There seems to be no evolutionary advantage to being a thinker, and I’m not including thought that is dedicated to making money, acquiring power, deceit, seduction, or any of those tasty morsels that support the will-to-life. Thought that has as its aim simply the act of understanding confers no advantage in life at all. In fact it detracts from the core activity of exercising one’s power in life. So why do it?
For Schopenhauer such pointless activities as art, music, philosophy and even pure mathematics allow the pursuer of these things escape the tyrannical grip of the will-to-life. These so-called ‘pointless’ activities allow a person to acquire something that is his/her own. The will-to-life is simply interested in food, sex, power, approval, and a thousand other things that focus the attention on the world, and not on one’s own inner state. So to be a thinker means to have adopted an attitude of selfishness that is quite unusual – at least in the eyes of the world. Peer group pressure, commercial pressures, sexual drives and the desire for external approval usually crush most people. They submit and become total slaves of the machine.

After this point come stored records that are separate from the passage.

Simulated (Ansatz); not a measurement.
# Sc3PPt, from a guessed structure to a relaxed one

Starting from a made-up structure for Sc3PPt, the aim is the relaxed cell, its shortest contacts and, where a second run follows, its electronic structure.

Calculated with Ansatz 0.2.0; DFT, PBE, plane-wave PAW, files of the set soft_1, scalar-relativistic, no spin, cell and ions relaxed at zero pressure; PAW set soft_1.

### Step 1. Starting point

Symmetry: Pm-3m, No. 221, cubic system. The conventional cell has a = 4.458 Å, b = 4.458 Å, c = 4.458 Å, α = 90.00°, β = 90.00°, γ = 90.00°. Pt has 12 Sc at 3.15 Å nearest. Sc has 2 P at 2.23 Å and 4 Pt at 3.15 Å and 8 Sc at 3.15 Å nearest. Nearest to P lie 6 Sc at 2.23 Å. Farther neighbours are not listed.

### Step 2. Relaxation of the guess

I said earlier that pursuing aesthetic activities detracts from asserting one’s power in life. But actually, the opposite is true. No one is stronger than the person who is capable of playing the game of life, but having absolutely no allegiance to it. Be in the world but not of it – as Jesus Christ said. There is, of course, a price to be paid – as there always is, no matter which choice is made. Loneliness is a real danger, along with a difficulty in fitting in. Seeking out the like-minded is very important, and today it is easier with social media and various forums. Motivation to fulfill the basic obligations may also be problematical, but a mindset that sees this beast called society for what it is (hamsters on wheels and dogs eating dogs) can more easily sneak in, take what is needed, and then retire as quickly as possible.
These issues are well-known. Spinoza comments on it in his Ethics:
‘… but if he be thrown among individuals whose nature is in harmony with his own, his power of action will thereby be aided and fostered, whereas, if he be thrown among such as are but very little in harmony with his nature, he will hardly be able to accommodate himself to them without undergoing a great change himself.’
And the excellent book ‘Spinoza: Practical Philosophy’ by Gilles Deleuze contains the following analysis:
‘Here the full meaning of the philosopher’s solitude becomes apparent. For he cannot integrate into any milieu; he is not suited to any of them. Doubtless it is in democratic and liberal milieus that he finds the best living conditions, or rather the best conditions for survival. But for him these milieus only guarantee that the malicious will not be able to poison or mutilate life, that they will not be able to separate it from the power of thinking that goes a little beyond the ends of the state, of a society, beyond any milieu in general. In every society, Spinoza will show, it is a matter of obeying and of nothing else. This is why the notions of fault, of merit and demerit, of good and evil, are exclusively social, having to do with obedience and disobedience. The best society, then, will be one that exempts the power of think ing from the obligatIon to obey, and takes care, in its own interest, not to subject thought to the rule of the state, which only applies to actions. As long as thought is free, hence vital, nothing is compromised. When it ceases being so, all the other oppressions are also possible, and already realized, so that any action becomes culpable, every life threatened.’
In summary, the thinker needs to organize life to suit her/his own ends, from a position of strength. Life itself has no interest in anything other than individual survival during the period of fertility, and procreation. Never confuse your own purposes with that of the state. We simply need to obey the laws of the state, but within ourselves, we can be whatever we wish. Or to paraphrase Gurdjieff, we are all slaves to the big machine, but some individuals can steal from life’s energies for their own needs.